Architecture, Data Model and Real-Time Performance Evaluation of the Streamonas Data Stream Management System
- Author(s): Michael, Panayiotis Adamos;
- Advisor(s): Parker, Douglass S;
- Manousiouthakis, Vasilios I
- et al.
Within the challenging environment of data streams characterized by large volumes of data, having high data-flow rates, most Data Stream Management Systems (DSMSs) process information directly from the incoming serial data stream.
A radically different approach is followed by Streamonas DSMS presented in this Dissertation. The DSMS processes its information after the serial stream is restructured into its own, novel, object-oriented, parallel data model called the Spatio-Temporal Cuboid (ST-Cuboid).
By doing so, Streamonas has achieved both record-level performance and efficiency. As published, through extensive experiments over the Linear Road Benchmark (LRB), the single-cpu/single-core Streamonas is the first and still the only DSMS to have reached on a single cpu, the maximum level of difficulty of the benchmark, i.e. 10 XWays.
Distributed Streamonas, also presented in this Dissertation, has recently achieved on the LRB a level of 550 XWays which is also a record. The work has been submitted for publication.
While query latencies on the LRB reported by excellent DSMSs are on the order of a second, Streamonas demonstrated impressive query latencies on the order of a microsecond (single-cpu/single-core Streamonas) and millisecond (Distributed Streamonas).
Enforcing database consistency in real-time is so difficult that researchers often view the concept as a trade-off of accuracy for efficiency. Within this context, researchers have developed pioneering frameworks including semantic load shedding, data reduction and application-specific summary techniques.
Based on its framework named "Real-Time Consistency" the novel Streamonas architecture has been able to achieve 100% accurate results with excellent performance characteristics, without trade-offs, so that consistent database states are materialized within time intervals of less than 400 microseconds. These results have been achieved for large distributed enterprise-like applications where the in-memory distributed database reaches 65 GBytes and throughput exceeds 730,000 tuples/sec.
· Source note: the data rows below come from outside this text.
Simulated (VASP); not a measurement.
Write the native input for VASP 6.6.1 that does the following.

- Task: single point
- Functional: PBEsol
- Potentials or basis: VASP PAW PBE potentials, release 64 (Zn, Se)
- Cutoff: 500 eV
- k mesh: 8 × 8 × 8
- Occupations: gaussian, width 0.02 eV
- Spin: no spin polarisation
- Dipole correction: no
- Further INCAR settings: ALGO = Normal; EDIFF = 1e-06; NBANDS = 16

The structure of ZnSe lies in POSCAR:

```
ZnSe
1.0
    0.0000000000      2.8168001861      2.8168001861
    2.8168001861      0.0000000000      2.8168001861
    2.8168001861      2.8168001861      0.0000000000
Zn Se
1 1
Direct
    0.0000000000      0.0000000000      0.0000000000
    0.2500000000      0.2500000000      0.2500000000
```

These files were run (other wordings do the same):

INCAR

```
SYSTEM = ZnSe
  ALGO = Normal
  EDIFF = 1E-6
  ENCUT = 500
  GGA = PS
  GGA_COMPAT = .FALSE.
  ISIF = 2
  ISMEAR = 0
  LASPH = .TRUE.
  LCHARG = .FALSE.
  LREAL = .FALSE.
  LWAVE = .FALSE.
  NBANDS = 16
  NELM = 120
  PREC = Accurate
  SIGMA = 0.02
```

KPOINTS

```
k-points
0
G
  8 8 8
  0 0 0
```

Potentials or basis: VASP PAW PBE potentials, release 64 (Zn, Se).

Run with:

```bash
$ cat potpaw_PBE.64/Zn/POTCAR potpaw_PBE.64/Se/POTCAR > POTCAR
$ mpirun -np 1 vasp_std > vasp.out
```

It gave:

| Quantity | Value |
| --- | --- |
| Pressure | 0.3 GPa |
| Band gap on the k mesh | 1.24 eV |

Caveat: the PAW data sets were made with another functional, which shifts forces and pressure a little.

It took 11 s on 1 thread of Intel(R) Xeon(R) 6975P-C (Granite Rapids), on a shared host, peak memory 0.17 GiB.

Our Thesis is that the novel architecture of Streamonas, following three fundamental principles, supported by the novel, object-oriented, parallel ST-Cuboid data-structure and the rest of novel sub-systems and frameworks presented in this dissertation, has created a radical change to the perspective the research community views data-stream management, permitting the development of new kinds of improved Data Stream Management Systems in the years to come.